Impact or vibration can cause momentary interruptions when batteries lose contact. To ensure continuity of power in battery-powered systems, add this three-IC circuit.
When you drop a battery-powered device, the impact can open internal contacts for as long as 10ms, producing a momentary loss of power that can cause a false low-battery indication. (There is sometimes a similar momentary effect on the device's owner, especially if the device is expensive, but that's beyond the scope of this application note).
You can insure continuity of power by adding a large capacitor across the battery. The capacitor must provide a certain amount of voltage headroom as margin against the discharge of load current. The capacitor voltage varies with discharge current as dV = Idt/C, so insufficient headroom calls for an even larger capacitor.
Another problem is that large capacitors tend to be leaky. Capacitor leakage is usually not a problem during normal operation, but during "sleep mode" it can be a substantial fraction of the total quiescent current and can cause a significant reduction in battery life.

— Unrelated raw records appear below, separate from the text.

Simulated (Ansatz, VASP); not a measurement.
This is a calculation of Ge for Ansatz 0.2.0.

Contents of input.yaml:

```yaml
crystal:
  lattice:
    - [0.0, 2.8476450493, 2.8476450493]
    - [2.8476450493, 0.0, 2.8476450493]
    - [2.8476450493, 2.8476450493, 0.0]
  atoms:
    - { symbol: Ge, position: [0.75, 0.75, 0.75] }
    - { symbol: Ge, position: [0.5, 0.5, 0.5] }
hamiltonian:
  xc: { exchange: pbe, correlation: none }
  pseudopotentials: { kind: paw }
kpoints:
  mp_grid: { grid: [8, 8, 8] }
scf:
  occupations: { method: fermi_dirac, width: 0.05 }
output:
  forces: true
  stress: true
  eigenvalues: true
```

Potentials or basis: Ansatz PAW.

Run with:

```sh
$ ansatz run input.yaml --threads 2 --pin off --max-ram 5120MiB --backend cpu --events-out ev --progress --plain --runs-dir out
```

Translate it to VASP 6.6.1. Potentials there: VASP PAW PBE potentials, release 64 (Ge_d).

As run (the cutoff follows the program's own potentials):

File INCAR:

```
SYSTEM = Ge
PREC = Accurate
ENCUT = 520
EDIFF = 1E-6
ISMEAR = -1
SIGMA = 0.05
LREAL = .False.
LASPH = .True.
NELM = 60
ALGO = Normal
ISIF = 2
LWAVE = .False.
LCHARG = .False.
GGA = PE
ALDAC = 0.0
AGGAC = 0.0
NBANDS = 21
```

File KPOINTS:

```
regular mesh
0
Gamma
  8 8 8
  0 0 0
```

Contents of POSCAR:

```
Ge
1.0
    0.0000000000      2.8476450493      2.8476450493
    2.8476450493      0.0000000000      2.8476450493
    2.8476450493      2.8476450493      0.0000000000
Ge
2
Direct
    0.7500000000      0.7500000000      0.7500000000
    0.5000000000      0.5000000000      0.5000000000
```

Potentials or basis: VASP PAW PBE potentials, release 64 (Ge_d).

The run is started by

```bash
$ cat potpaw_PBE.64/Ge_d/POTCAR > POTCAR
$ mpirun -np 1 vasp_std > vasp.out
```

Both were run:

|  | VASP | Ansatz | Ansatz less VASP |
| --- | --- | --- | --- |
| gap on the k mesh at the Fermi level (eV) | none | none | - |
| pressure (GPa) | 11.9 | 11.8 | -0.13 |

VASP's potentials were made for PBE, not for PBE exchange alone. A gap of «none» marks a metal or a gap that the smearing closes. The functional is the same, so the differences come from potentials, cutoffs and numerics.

The circuit of Figure 1 solves all these problems. Two AA batteries provide 3V power, which is boosted to 3.3V by a stepup dc-dc converter (U3). The large reserve capacitor of 2mF or 4mF is charged from the 3.3V output via a SPST CMOS analog switch (U1). The output of this 175Ω switch charges the reserve capacitor and drives the input of a low-dropout linear regulator (U2).
U2's output is set to provide 1.68V when the battery is removed. The output is also divided down by the 80k/120k divider to trip an internal comparator connected to the low-battery input (LBI). The comparator's open-drain output (LBO) feeds back to U1's digital input (DIN), which turns the switch on (high) and off (low).
Figures 2-5 show the circuit performance for different values of reserve capacitor and load current. Figures 5-6 remove switch-response time by wiring the switch in the ON position.